IT clients in US cautious of Donald Trump's new tax regime: US clients of India’s $150-billion information technology services industry are inserting new caveats and exit clauses into outsourcing contracts on fears that the Donald Trump administration may bring in a new tax regime that would make offshoring more expensive, experts say. “The worry for several companies that are outsourcing work is that, going ahead, they may face additional taxes of around 20% if they are offshoring their business under new laws that may be introduced within a year or so,” said Girish Vanvari, national head, tax, at KPMG India.
India’s top 50 cities have seen huge spurt in consumption: India’s biggest 50 cities have seen a huge spurt in consumption as the country races towards high gross domestic product, according to an EY research report. The 50 largest cities have transformed India into a major consumption hub, the research report said. According to the research report, about 12.3 crore people live in these cities and have a household income of Rs 2.6 lakh crore. This at the same time when top 8 Indian cities have a household income of Rs 80,000 crore, the research report—India’s growth paradigm, said.
Draft rules for m-wallets, smart cards released: The government has released draft guidelines for transactions made through prepaid payment instruments (PPIs) like mobile wallets, smart cards and paper vouchers and also sought feedback from various stakeholders. The draft IT (Security of Prepaid Payment Instruments) Rules 2017 have been designed to ensure adequate integrity, security and confidentiality of electronic payments effected through PPIs.

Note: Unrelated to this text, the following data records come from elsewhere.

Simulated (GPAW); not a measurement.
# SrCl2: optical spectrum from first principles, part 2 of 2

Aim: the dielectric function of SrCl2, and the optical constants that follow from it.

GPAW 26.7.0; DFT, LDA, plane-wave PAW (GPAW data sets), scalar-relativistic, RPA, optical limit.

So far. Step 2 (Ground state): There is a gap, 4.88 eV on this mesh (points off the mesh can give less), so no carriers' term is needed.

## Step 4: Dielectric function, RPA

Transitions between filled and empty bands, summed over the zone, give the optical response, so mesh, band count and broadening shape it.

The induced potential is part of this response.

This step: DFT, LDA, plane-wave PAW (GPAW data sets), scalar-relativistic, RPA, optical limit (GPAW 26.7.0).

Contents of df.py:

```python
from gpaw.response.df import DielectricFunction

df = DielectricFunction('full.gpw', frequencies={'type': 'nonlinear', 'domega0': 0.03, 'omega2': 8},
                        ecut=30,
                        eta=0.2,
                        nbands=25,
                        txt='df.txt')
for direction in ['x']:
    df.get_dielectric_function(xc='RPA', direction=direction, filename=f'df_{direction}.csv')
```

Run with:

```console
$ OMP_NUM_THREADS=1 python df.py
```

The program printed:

Private sector revival unlikely in FY 2018, says Crisil: A revival in private sector investment cycle is likely to be deferred to fiscal 2019 as there is ample headroom in capacity utilisation, stretched balance sheets, and just a moderate pick-up in demand credit rating agency Crisil said on Thursday. In the next fiscal year ending March 2018 Crisil predicts only a mild recovery due to an absence of fiscal and monetary stimuli and unsupportive global environment. India’s GDP will edge up by only 30 basis points to 7.4% over fiscal 2017, riding on pent-up consumption demand after demonetisation. One basis point if 0.01%age point.
...and in financial markets yesterday
Bonds mixed: Government bonds (G-Secs) ended mixed on alternate bouts of buying and selling. The 7.59% G-Secs maturing in 2026 fell to Rs 103.27 from Rs 103.34 previously, while its yield inched up to 7.08% from 7.07%. The 6.97% G-Secs maturing in 2026 gained to Rs 100.80 from Rs 100.7250, while its yield inched down to 6.85% from 6.86%. The 7.61% G-Secs maturing in 2030 also moved down to Rs 102.16 from Rs 102.2150, while its yield inched up to 7.35% from 7.34%. The 7.72% G-Secs maturing in 2025 rose to Rs 102.85 from Rs 102.78, while its yield edged-down to 7.25% from 7.26%. The 8.27% G-Secs maturing in 2020 rose to Rs 104.4750 from Rs 104.42, while its yield fell to 6.71% from 6.73%.
Liquidity: The Reserve Bank of India, under the Liquidity Adjustment Facility, purchased securities worth Rs 5868 crore in 26-bids at the overnight reverse repo operations at a fixed rate of 5.75% as on March 8, while it sold securities worth Rs 550 crore in 1-bid at the overnight repo operation at a fixed rate of 6.75% as on Thursday.